When Lieut. Col. Joseph Foveaux returned to NSW in 1808 he was forced to take command, but refused to reinstate the ousted Governor William Bligh

The arrest of Governor William Bligh by members of NSW Corps (Rum Regiment) in first Government House during the 1808 Rum Rebellion.
The arrest of Governor William Bligh by members of NSW Corps (Rum Regiment) in first Government House during the 1808 Rum Rebellion.

When Lieutenant Colonel Joseph Foveaux arrived back in the colony of New South Wales after an absence of nearly four years, he was in for a shock. Expecting to find the colony in the hands of Governor William Bligh when he stepped ashore in Sydney, 210 years ago today, he instead found Bligh under house arrest and Major George Johnston running the colony.

Outranking Johnston, Foveaux reluctantly assumed power, prompting Bligh to hope he would be reinstated, but the governor’s hopes were soon dashed. Foveaux knew that if Bligh were put back in charge it could cause more chaos. Anyway, Foveaux’s sympathies were with the NSW Corps of which he was a member.

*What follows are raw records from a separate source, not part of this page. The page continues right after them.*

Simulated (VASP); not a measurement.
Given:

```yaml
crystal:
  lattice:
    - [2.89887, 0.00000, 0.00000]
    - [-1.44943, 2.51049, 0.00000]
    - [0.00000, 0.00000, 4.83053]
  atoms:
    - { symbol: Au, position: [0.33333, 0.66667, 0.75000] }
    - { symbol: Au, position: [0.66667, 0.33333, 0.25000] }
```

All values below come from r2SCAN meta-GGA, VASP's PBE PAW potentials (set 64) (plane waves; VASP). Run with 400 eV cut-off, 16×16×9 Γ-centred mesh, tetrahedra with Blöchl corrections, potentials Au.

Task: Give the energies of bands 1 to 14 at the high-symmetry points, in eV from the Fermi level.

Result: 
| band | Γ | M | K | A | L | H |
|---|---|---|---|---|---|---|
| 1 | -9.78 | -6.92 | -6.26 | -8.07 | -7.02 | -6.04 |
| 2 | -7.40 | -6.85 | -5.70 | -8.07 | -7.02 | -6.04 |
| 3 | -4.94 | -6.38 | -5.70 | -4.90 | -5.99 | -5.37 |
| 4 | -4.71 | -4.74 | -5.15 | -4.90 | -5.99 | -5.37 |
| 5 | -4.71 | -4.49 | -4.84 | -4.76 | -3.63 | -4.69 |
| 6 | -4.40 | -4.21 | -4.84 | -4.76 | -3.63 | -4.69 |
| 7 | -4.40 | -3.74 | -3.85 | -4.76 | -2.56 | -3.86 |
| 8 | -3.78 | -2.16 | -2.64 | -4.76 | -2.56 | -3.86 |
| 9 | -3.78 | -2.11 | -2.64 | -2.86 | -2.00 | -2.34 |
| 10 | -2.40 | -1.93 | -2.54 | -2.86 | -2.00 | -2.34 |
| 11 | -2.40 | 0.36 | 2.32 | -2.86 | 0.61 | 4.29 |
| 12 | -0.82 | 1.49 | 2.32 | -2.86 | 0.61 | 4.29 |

Foveaux is an enigma. In later years accounts of his cruelty blackened his reputation but at the time he was considered one of the best administrators in the colony. But if evidence of Foveaux’s commands in the antipodes is contradictory, records of his life are scarce. There are no known portraits and even his date of birth is in doubt. He was baptised on April 6, 1767, but family tradition says he may have been born nearly a year before. His father was a steward (some sources say a French cook) at the Ampthill Park Estate, the seat of the Earl of Ossory.

Major George Johnston.
Major George Johnston.
Lieutenant-Colonel William Paterson.
Lieutenant-Colonel William Paterson.

There is evidence Foveaux may have been a junior officer in the 60th Regiment of Foot, the King’s Royal Rifles before buying his commission to join the New South Wales Corp as a lieutenant in 1789. In 1791 he purchased his captaincy. Purchasing commissions was expensive, costing hundreds of pounds, which suggests he had a wealthy benefactor who may have also been influential in later promotions.

In 1792 he arrived in Sydney aboard The Pitt. On board he met fellow passenger, sergeant William Sherwin, and later began an affair with Sherwin’s wife Ann.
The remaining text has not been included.